Guest Editorial from Karen
I just had a great night out with a couple of friends. What is it, though, about sitting around for a couple of hours in a restaurant, that degrades the filter between what I'm thinking and what I'm saying? The good part of this is that it raises my awareness of the kinds of thoughts I've been having -- clearly a few thoughts in there that, when spoken aloud, have the potential to give me a gossip hangover. Mostly these are thoughts about people that I feel have wronged me in some way and children that I feel have wronged my children in some way. And like alcohol, which I used to drink a lot of, and now drink a little of, I used to gossip a lot, and now do it a little. So, I think I notice the effects more of how it makes me feel.
During my weeks as a single mom, outside of work, I talk mainly to my children, so I don't tend to talk about things that induce a gossip hangover. We talk about the ways we like to interact with the world, how to make good in the world, and how to turn "bad" into "good." If someone does something to one of my kids that he doesn't like, I believe it's my job to help my child make good choices on how to respond, and not to try to control the other kid. Each of us, from kids to grown ups, get to make our own choices and unkind choices have their own effect on the person making them. Celie in "The Color Purple" says to Albert, "Everything you done to me, already been done to you." There's a lot we don't control in the world around us (i.e. if someone hits us or yells at us), but we always get to choose how we react to what people "done" to us.

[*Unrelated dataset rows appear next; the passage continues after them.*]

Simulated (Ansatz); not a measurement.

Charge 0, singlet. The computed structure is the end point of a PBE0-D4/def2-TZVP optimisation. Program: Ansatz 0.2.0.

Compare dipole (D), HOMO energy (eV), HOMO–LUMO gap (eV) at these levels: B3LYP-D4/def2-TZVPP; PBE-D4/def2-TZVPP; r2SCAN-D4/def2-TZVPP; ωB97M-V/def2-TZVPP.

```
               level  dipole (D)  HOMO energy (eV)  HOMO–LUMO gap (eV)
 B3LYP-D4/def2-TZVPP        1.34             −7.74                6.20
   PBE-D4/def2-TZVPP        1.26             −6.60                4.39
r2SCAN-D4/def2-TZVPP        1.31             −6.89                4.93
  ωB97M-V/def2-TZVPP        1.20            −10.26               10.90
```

I've also been noticing how we can create the world that we interact with. The more positive I put out there, the more positive I feel coming back. I've read, and believe, that when you're planning to do something like improve your eating habits, it's best not to tell a bunch of people about it, but instead just to do it. So, I'm a little hesitant to form a public intention, and yet, I'm thinking it might help me accomplish this if others know what I'm working on. Here it is --
I believe that:
-Bringing my judgments of people's actions into a discussion produces no positive outcome
-I can function and act entirely independently of the actions of others, if I don't like what they are doing, and that this is a better solution than bitching about them
-Acting on what is true for us, and being open to what others have to offer, is the best way to bring positive energy into the world
-My truths are only my truths and not The Truth
-It takes more energy to reject what someone is doing than to accept it.
Based on these beliefs, I intend to release judgments that come into my head, rather than seek validation for them from myself and others. Before speaking, I would like my words to meet at least two of the three criteria: "Is it kind? Is it true? Is it necessary?"
I too found myself in a similar situation this weekend. I was out with friends that I don't see too often and rather than saying nothing, I happened to mention some information that was not to be shared. It made me stress for hours and hours after the conversation. I felt so horrible all evening that I just wished so badly that I could take back my comment. I just felt like the worst friend imaginable that a friend had trusted me with semi-confidential information and I didn't have the sound judgement to keep it to myself. It too felt like I had had too much to drink, when infact that was not issue at all, I just needed to spend a few minutes thinking before speaking.